There is a couple of things about sparse tables that a lot of people I think are doing slightly wrong (including the popular reference implementation by e-maxx).
First, you don't need to precalculate and store logarithms in an array. In fact, whichever procedure compiler will pick to calculate the logarithm is probably going to be much faster than looking it up somewhere in random access memory. The optimal way would be to use __builtin_clz
("count leading zeroes") which uses a separate instruction available on most modern x86's. This way you need just 2 memory reads instead of 3, so on large arrays this should be ~1.5x faster.

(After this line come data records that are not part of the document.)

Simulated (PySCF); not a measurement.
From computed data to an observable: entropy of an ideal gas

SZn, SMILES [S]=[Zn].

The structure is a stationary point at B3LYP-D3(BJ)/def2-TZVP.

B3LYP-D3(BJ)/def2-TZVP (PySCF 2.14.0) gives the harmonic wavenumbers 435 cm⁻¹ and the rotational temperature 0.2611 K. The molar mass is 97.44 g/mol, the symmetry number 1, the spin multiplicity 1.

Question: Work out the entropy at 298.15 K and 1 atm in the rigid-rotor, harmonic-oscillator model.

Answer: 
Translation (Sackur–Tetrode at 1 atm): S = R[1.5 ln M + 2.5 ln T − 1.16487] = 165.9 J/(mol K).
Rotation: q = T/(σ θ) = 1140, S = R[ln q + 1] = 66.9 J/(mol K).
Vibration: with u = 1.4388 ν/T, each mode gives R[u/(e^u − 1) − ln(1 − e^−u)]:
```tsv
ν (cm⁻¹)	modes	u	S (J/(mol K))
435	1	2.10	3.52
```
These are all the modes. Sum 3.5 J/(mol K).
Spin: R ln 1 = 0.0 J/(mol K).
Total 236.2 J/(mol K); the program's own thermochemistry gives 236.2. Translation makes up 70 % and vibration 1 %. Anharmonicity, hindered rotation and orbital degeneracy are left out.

Second, memory layout and the order you iterate it matters when you're building the sparse table. There is a total of $$$2 \times 2 = 4$$$ ways to do it, and only one of them results in beautiful linear passes that work 1.5-2x faster.
It's easier to implement too:
int a[maxn], mn[logn][maxn];
int rmq(int l, int r) { // [l; r)
int t = __lg(r - l);
return min(mn[t][l], mn[t][r - (1 << t)]);
}
// somewhere in main:
memcpy(mn[0], a, sizeof a);
for (int l = 0; l < logn - 1; l++)
for (int i = 0; i + (2 << l) <= n; i++)
mn[l+1][i] = min(mn[l][i], mn[l][i + (1 << l)]);
Implementation was updated (tnx jef and plainstop):
original query implementationint lg(int x) {
return 31 - __builtin_clz(x);
}
int rmq(int l, int r) { // [l; r)
int t = lg(r - l);
return min(mn[l][t], mn[r - (1 << t)][t]);
Also, it's interesting that the last loop is not getting auto-vectorized by the compiler (because std::min
is probably something overly complex), and replacing it with simple (x < y ? x : y)
gets total speed up to ~3x if you include avx2, but I personally wouldn't do this because it looks cumbersome:
int x = mn[l][i];
int y = mn[l][i + (1 << l)];
mn[l+1][i] = (x < y ? x : y);
(Testing performed on my laptop; didn't run it on CF or other online judges.)